# Making your own pedigree



## Somebunny2love

I have read that if you start your rabbitry with rabbits that do NOT have a pedigree, you can breed 3 generations and make your own pedigree.  Is this correct, or is it vitally important for a new breeder to buy rabbits that come with a pedigree?


----------



## BeltaineRabbitry

I would say that yes, after three generations you can make your own pedigrees, technically all a pedigree is showing who the parents of said rabbit are, what breed they are and color, weight, ear number and birthday,  however, you need to be as honest as possible on these pedigrees.  The problem I have seen happen is if you have a rabbit of questionable breed, you write on your pedigree it is a particular breed, then later down the line it can cause problems if you happened to be mistaken.   Depending on what your plans are for your rabbits makes a difference in if you need a pedigree. Technically for shows through the ARBA, the rabbit showing does not need a pedigree to be shown, the pedigree is for the breeder and buyers of the rabbits, to help keep track of records and to prove breed and show colors in past generations (also weights etc), the ARBA only requires that the rabbit be a good representation of that breed.  If you are planning on using the rabbits in shows and hope to sell to other breeders or start your own line then your best bet is to buy from a reputable breeder who shows and has good quality (pedigreed) stock.  Not only are you going to be getting a better quality rabbit, if you are wanting to sell and can show other well respected breeders names on the pedigrees it will help with moving your stock. 

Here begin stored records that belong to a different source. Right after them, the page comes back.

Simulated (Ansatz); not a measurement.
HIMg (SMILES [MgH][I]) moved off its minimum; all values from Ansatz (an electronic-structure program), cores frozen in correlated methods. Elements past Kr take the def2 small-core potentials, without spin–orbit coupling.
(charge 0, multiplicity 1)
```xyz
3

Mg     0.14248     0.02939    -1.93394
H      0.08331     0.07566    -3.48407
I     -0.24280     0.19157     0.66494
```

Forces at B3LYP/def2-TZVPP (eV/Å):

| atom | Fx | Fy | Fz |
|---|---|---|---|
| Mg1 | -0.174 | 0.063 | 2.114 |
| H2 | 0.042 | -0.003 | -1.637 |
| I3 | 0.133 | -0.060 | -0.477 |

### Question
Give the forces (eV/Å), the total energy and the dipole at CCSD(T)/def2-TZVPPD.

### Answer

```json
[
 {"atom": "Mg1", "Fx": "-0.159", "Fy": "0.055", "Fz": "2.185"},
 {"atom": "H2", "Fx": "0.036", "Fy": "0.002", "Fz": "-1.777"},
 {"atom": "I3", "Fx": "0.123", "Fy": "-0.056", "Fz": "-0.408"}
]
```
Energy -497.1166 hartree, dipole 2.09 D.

If you are looking into something such as meat rabbits or fun rabbits pedigrees dont matter so much, unless you plan on doing like I do and breeding a purebred rabbit, and only selling/keeping the best of the best and eating the rest. (that is a lot cheesier sounding than I ment it to be lol  )


----------



## kfacres

You can make your own pedigree at any time, or after any generation, the problem will be it will have blanks in it that are unfillable...


----------



## Bunnylady

A pedigree is really just a record-keeping tool. And, to some degree, a brag, if you have the right sort of animals on there.  

The one time a pedigree is critical, is if you want to register your rabbit. In that situation, you must have a complete 3-generation pedigree, with ear number, weight, color for all of the animals on the page. They must all be the same breed. If they are registered themselves, you must have the registration numbers right, because the ARBA will check on that. When you register your rabbit, the number of registered generations on the pedigree determines what color seal is put on the certificate of registration.

Of course, if your rabbit is really top-notch, that pedigree is vital to it becoming a grand champion. Because, you see, a Grand Championship is only rewarded to a rabbit that is registered, and you have to have that complete pedigree for registration. I had a rabbit a few years ago that got the necessary wins for 3 grand champion legs, but didn't have a complete pedigree, so she couldn't become a grand champion. I had bought one of her grandparents from someone that never sent me the pedigree, so I didn't know what those two great-grands were. If I were an unscrupulous person, I could have changed the name of the purchased rabbit, and made up a couple of fictitious parents for it, and nobody would have known - but I would have, and I'm not that sort of person. So, in a way, pedigrees are a thing you do for other people down the road, not just yourself.


----------